# 2009 Rubik's Diy



## JTW2007 (Jan 6, 2009)

What's all the fuss about the '09 Rubik's diy? What's supposed to be so great about it?


----------



## daniel0731ex (Jan 6, 2009)

cuz, it's 2009 now














.jokes.


----------



## JTW2007 (Jan 6, 2009)

So... nothing? It's just that it's made in '09?


----------



## hr.mohr (Jan 6, 2009)

JTW2007 said:


> What's all the fuss about the '09 Rubik's diy? What's supposed to be so great about it?



There are fuss? Did not know that. I remember some rumors that they were working on a new mold, but the same rumors was also around for the rubiks studio mold, so...


----------



## Zava (Jan 6, 2009)

hr.mohr said:


> JTW2007 said:
> 
> 
> > What's all the fuss about the '09 Rubik's diy? What's supposed to be so great about it?
> ...



not just rumours, they really made new studio molds (well, new center pieces), and now they use diy (a) screws and spring (but they didn't take washers in it. the guy who assembles them told me it's not worth, just waste of time, who needs the washers to be there can put washers into the cube) I have one of them, and I put washers in it  and its not that bad. and it would be even better if I'd use it.


----------



## Rama (Jan 6, 2009)

Just because it's 2009 doesn't mean that there are immediatly new models DIY's.

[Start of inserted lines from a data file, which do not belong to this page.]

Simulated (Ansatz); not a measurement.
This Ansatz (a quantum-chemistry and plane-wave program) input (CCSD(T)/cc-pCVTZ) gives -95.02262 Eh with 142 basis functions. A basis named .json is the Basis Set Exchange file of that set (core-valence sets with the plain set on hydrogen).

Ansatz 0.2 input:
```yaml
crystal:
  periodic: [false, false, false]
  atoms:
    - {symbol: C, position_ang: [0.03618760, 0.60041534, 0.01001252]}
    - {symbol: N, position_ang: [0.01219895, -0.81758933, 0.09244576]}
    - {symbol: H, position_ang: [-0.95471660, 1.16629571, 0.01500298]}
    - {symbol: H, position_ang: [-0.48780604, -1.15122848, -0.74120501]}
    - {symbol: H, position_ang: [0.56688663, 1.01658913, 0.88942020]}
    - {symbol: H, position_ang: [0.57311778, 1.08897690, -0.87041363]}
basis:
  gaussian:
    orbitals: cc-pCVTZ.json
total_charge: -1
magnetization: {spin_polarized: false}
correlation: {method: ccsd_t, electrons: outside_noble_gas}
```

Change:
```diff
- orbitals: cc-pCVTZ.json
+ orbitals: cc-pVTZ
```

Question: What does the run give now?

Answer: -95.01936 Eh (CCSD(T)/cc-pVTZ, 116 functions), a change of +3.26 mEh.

The DIY's I ordered around mid 2008 were still 2007 models, just check the corner for '06', '07', etc...


----------



## Hadley4000 (Jan 6, 2009)

Sounds interesting. When are they coming out?


----------



## Pietersmieters (Jan 6, 2009)

was going to make this thread too so there's nothing new on it? Or just: no information available?:confused:


----------



## daniel0731ex (Jan 6, 2009)

i dont think 09 diy would have anything special..

im more excited about the TYPE C II


----------



## jcuber (Jan 6, 2009)

daniel0731ex said:


> i dont think 09 diy would have anything special..
> 
> im more excited about the TYPE C II



You mean the top-secret one that was being worked on since 2000? I heard that they had some of the top cube-scientists/analyists working on the molds, and they were even making an internal lube-releaser that automatically releases more lube into the cube when it needs it. BTW, who told you?


----------



## daniel0731ex (Jan 7, 2009)

jcuber said:


> daniel0731ex said:
> 
> 
> > i dont think 09 diy would have anything special..
> ...




no...
it's just a type c that has all the cubies completely closed in
http://unifish.pixnet.net/blog/post/22796668

here's a pic:


----------



## Tomarse (Jan 7, 2009)

daniel0731ex said:


> jcuber said:
> 
> 
> > daniel0731ex said:
> ...



Oooo I like the look, how will this benefit the action and turning of the cube by having closed caps and so on?


----------



## JTW2007 (Jan 8, 2009)

The only thing I can think of is less lockups... I think it might actually increase the friction on the pieces.


----------



## maz906 (Jan 8, 2009)

JTW, it would increase friction, but I've noticed something on my Type A cube. I noticed that where the edge was closed in the molding process, Jig-A-Loo would actually soften the plastic on that piece so that I was working in the Jig-A-Loo, the plastic was carved to my turning style. That could be useful on this new Type C-II cube. Or it could be a complete failure like the Type A-II. 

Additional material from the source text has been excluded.